Common Sense Password Practices
With all the online hacks and security breaches going on these days, I would like to share a few pointers on what goes into a good strong password.
- Complexity: In general I recommend a password that is at least 8 characters, contains a number, an uppercase letter, and a special character such as ! or @ if allowed. Although common words and names are easy to remember, you want to avoid these and go with a sequence of characters that are more random and obscure. If you insist on using common words and names for memorability, try replacing letters in the word or name with numbers or special symbols. For example, you could take the word list and turn it into 1i$t.
- Uniqueness: Use a different password for each account you create, that way if one of your accounts ever becomes compromised the hacker will only have access to that one account.
- Use two-factor authentication: Two-factor authentication adds another layer of security to an account by requiring something you have (your cellphone etc.) in addition to something you know (your password). Many sites offer this feature now and can be configured for example to require that you enter a code sent to your cellphone when signing in on a new or different computer. This way, if your password gets compromised, the hacker still will not be able to sign in as you on their computer (unless they have possession of your cellphone too!). For convenience sake, you can choose not to require two-factor authentication on your own personal computer(s) going forward after the initial verification.

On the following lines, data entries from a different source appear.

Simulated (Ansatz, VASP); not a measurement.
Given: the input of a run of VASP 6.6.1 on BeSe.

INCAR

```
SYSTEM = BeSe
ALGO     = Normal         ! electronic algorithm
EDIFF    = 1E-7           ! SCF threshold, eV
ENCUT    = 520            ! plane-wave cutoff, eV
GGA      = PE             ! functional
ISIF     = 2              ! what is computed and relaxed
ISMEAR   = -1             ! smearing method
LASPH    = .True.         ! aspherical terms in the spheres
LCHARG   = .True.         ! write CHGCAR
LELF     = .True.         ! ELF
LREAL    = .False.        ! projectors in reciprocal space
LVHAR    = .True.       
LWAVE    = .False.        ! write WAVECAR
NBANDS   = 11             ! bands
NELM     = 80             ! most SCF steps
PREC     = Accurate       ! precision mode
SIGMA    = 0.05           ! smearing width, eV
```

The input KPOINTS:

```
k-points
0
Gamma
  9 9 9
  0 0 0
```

- Use a password manager: If keeping track of a unique password for every online account is too daunting as task, consider using an online password manager that keeps all your login credentials in a secure encrypted vault that is accessible with a master password. Although making all of your passwords accessible by one master password defeats the uniqueness principle above, some password management services have gone to great lengths to make this method as safe as possible while providing the convenience of only needing to remember one master password. One such password manager that is highly regarded by security experts is LastPass, which supports two-factor authentication.
- Periodically change your password: As passwords can become lost or stolen over time, it is good to periodically change them. Stanford University recommends that passwords be changed every six months or so for good measure.